Us Conductors by Sean Michaels. Portland, OR: Tin House Books, June 2014. 456 pages. $15.95 paperback.
For your reference, here is a YouTube playlist of theremin music.
Us Conductors is the debut novel of Sean Michaels, a Montreal-based writer and music critic. I became familiar with Michaels’ work through his blog Said the Gramophone, which combines obscure jpegs, streaming music, and creative prose. Much of my own music and writing tastes developed from this website; its annual .zip file of the year’s best songs plays on infinite repeat for my winter months. While studying for a writing degree in college, I looked to Said the Gramophone as an educative supplement, an ancillary, a calming track when the workshops and peer critiques grew exhausting. On approach Michaels’ novellooked to deliver the same lithe and deliberate style as his posts.
Us Conductors occupies a cross-genre hinterland: part biography, part epistolary novel, part fiction and nonfiction. It is the story of Leon Termen, Russian engineer, tinkerer, and inventor of the theremin, that whooshy wooey electronic instrument recognized today as the sound of an advancing UFO, or the rhythmic through line of the chorus in the Beach Boys hit “Good Vibrations.” The real Lev Sergevyich Termen, or Leon Theremin, lived from 1886 to 1993, and Clara Rockmore nee Reisenberg—the novel’s romantic interest—really was a virtuosic thereminist who died at 87 in 1998. On its disclaimer page, Us Conductors reads: “This book is mostly inventions.” Add the lyrics from Kate Bush and Jesus and Mary Chain as chapter titles and you have a book that defies any kind of elevator pitch. Michaels himself calls it “a sort of love story.”
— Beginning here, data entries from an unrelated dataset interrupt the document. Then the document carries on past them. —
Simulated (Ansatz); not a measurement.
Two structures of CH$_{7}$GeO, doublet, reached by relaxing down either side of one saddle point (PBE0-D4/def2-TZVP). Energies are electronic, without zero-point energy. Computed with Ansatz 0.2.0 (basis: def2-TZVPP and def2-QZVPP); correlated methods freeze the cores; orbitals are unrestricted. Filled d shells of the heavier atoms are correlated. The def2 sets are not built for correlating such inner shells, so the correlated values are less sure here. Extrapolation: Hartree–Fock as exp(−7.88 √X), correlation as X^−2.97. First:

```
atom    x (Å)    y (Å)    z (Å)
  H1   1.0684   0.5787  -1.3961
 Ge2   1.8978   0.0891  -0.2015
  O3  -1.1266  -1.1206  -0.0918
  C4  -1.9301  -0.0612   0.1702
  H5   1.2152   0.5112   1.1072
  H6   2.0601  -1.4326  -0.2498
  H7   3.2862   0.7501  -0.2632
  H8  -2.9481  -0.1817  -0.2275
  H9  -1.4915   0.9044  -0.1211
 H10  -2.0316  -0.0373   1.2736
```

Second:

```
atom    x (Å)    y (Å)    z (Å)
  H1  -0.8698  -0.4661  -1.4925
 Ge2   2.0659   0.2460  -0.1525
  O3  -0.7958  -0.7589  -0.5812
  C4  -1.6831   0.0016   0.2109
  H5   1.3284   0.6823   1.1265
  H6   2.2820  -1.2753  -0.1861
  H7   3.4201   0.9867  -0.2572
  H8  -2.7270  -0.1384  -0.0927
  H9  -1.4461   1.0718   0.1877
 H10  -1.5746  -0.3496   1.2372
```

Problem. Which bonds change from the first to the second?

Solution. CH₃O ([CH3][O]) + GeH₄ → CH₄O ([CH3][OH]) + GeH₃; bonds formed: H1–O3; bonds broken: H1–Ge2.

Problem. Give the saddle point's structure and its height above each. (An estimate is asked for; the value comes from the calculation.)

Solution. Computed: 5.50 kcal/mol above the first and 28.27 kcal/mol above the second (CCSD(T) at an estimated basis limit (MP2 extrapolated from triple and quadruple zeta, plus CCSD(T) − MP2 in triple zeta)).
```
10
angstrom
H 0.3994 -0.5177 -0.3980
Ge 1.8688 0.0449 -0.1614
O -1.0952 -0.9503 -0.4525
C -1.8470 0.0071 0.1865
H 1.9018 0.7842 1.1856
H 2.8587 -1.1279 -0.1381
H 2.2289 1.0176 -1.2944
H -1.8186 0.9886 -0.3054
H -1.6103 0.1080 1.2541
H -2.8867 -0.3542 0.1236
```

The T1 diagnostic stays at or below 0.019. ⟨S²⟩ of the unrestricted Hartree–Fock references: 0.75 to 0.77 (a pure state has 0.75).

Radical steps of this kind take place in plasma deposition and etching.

In the novel, Termen invents the theremin in Russia in 1921 and is immediately swept up by the Kremlin and asked to tour the country because “these discoveries aren’t just for the academy […] they are for the people.” Demonstrating in front of Lenin is a tent pole moment for Termen, who, for the remainder of the book, appends “(May his memory be illuminated)” onto any mention of the communist Premier.
He meets Pash, the man who would become his handler. They travel to America, where they practice music and espionage in equal measure, Termen as a reluctant spy and Pash as a Soviet heavy. In the hold of a ship bound for Russia in 1938, Termen types his account of these adventures to his beloved Clara Rockmore, the greatest thermenist in the world.
When Termen is with Clara, the novel is like a Baz Lurhmann party scene. The story is luminous, quickened—“You smiled at me and I realized we had never been together like this, not in a place like this, a place without spotlights or hidden corners; a place where you are illuminated only as you are, as bright or as faded.”
When Termen is with his Soviet handlers, the story becomes Werner Herzog voice-over.
Though there is espionage and intrigue, Us Conductors tempers and slows, mirroring the deep winters of the Motherland—“Now and then they asked me to steal, to take surreptitious photographs, but I bungled these, forgetting to remove the lens cap, taking the wrong document from the wrong folder. These lapses were neither deliberate nor accidental. I do not know what they were.”
Because the novel is written as a long form letter, the first meeting between Leon and Clara is a scene of reflexive beauty:
Outside the glass, the blizzard was infinite and slow. I remember breathing, and seeing you all breathing, chests rising and falling, under the shelter of my roof. I remember our shadows slanting by the lamps, and touching. My hands passed through the air and I looked at you, just a girl. Already, I knew: you were so many things. I tried to make the room tremble. I tried to make it sing. I think it sang.
Michaels has the ability to take an otherwise groaning setup—a man meets the love of his life in the twilight hours of a New York City snowstorm—and infuse it with an earnestness and poetry. Perhaps this is because Sean Michaels is a Canadian.
Us Conductors is the story of a man and his invention. The world moves faster than Termen can comprehend, and—over the course of 400 pages—Michaels himself conducts the dissonance between the Roaring Twenties and soviet gulags. Exiled, imprisoned, forced to work for the Motherland, Termen continues writing to Clara, and it is this devotion that founds the narrative. Sean Michaels has set his characters on a fragile board and filled them with unrealized hope. His words have within them a ceaseless waiting, like a hammer held above thin ice, or a sickle before the wheat fields.